Opinion

California Wildfires Expose Incoherent Climate Debate

Democrats are often portrayed as the party of science. That’s certainly the impression one gets reading mainstream coverage of the recent wildfires. “As Trump Again Rejects Science, Biden Calls Him a ‘Climate Arsonist,’” reads a characteristically even-handed headline at The New York Times.

Despite this carefully crafted image of Biden as a champion of science, he too gets climate change very wrong.

In his speech addressing the devastating wildfires on the west coast, Biden avoided the blatant Trumpian falsehoods that marred his opponent’s messaging on the issue. He did not say “It’ll start getting cooler, you just watch,” in response to concerns about the role climate change plays in intensifying wildfires.

Biden’s form of dishonesty was more nuanced and much harder to parse. Avoiding statements that could be directly fact-checked, Biden crafted a highly misleading narrative about climate change and its relationship to the recent fires.

Biden’s first major spin was dismissing Trump’s emphasis on improved forestry as a callous distraction. According to Biden, a focus on reforming forestry “blames the people whose homes and communities are burning” instead of focusing on the root of the problem, which is climate change. This framing is rejected by both Gov. Gavin Newsom, D-Calif., and scholarly research on environmental sustainability.

In a joint briefing with President Trump, Newsom admitted “we have not done justice on our forest management,” before lauding Trump’s “first of its type commitment” to “double our vegetation management and forest management.” Newsom also emphasized the need for more federal aid, stating “57% of the land in this state is federal forest land” while only “3% is California.”

While this division of responsibility appears to absolve California of blame for the recent fires, the truth is more complicated. According to an article published by the journal Nature Sustainability, it is often state and local regulations that prevent proper forest management despite the majority of forested land in California being owned by the federal government.

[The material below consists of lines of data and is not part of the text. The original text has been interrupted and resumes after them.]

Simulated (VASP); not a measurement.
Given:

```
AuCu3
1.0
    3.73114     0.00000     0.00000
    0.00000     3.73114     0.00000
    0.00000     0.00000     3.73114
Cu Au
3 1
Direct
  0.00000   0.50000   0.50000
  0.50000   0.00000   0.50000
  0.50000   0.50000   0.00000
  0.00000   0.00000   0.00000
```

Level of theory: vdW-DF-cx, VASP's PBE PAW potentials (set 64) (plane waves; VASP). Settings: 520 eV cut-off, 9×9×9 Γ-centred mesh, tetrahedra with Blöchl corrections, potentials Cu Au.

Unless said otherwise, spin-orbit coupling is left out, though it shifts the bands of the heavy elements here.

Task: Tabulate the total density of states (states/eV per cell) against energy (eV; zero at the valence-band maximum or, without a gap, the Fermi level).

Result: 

One essential form of forest management is prescribed burning, which is where a wildfire is intentionally set and guided to deplete dry tinder, limiting the spread of future fires. The hurdles preventing prescribed burns serve as a perfect microcosm for regulatory dysfunction in California forestry.

A years-long approval process culminates in a “couple-thousand-page document analyzing every single conceivable impact to the environment,” according to Jonathan Wood, an attorney at the Pacific Legal Foundation’s DC Center. Prescribed burn proposals can then be delayed indefinitely by litigation from residential interests, environmental advocacy groups, or even local governments via the Clean Air Act.

Every potential externality of a prescribed burn is analyzed, often for almost a decade, but the devastating consequences of doing nothing are only discussed when they turn the sky orange.

Over 20 million acres of California’s forests are in need of intervention, yet fewer than 20 thousand acres receive said intervention each year. Those “whose homes and communities are burning” should demand better of their local and state leaders rather than scapegoat the abstraction of climate change as Biden does.

This is not to say that climate change plays no role in exacerbating wildfires, but that a realistic analysis of the problem would focus less on reducing carbon emissions and more on improving mitigation measures such as prescribed burns. This leads into Biden’s second and much more mendacious claim that the intensity of natural disasters can be directly linked to the occupant of the white house.

Biden goes on to label Trump a “climate arsonist” and declares that under a second Trump term, we can expect more suburbs to be “burned in wildfires,” “flooded out,” and “blown away in superstorms.” The label “climate arsonist” is tendentious at best, but the reality of intensifying natural disasters is undeniable.

The contrast Biden then draws with his potential presidency is where he descends into pure fantasy. He asserts that “unless we take urgent action,” the damage from climate change “will soon be more catastrophic.”

What is this “urgent action” Biden refers to? It would take a truly revolutionary proposal to prevent climate change from intensifying. Biden offers no such proposal. For the following 6 minutes, he goes through a progressive wish list of climate-oriented reforms, including rejoining the Paris Climate Accord, adopting several aspects of the Green New Deal, and a strengthened reinstatement of Obama-era fuel efficiency standards.

Notably absent are any concrete climate mitigation measures.

The inconvenient truth about Biden’s proposals is that they would have a diminutive impact on global temperature increases and absolutely no impact on the intensity of natural disasters within our lifetimes. If America became carbon neutral today, (something Biden doesn’t even claim can be done before 2050), that would only offset the expected temperature increase by 0.14 degrees.

Biden promises to overturn the climate hourglass, but his proposals amount to removing a few grains of sand from the top. Climate change is an international, multi-century problem with no clear and present solutions. Until green energy and carbon-capture technologies improve substantially in their efficacy and cost, our most realistic way of managing climate change is via mitigation.

To control the wildfires raging in California, we need a streamlined process for prescribed burns along with other forestry reforms. To protect against the hurricanes currently ravaging the panhandle, we must reduce coastline development and ramp up flood control measures such as those in Miami.

Until our political class is able to compromise on these affordable and effective measures to reduce climate change’s impact on our country, we will be forced to choose between Trump’s maximalist denial and Biden’s fantastical conjecture.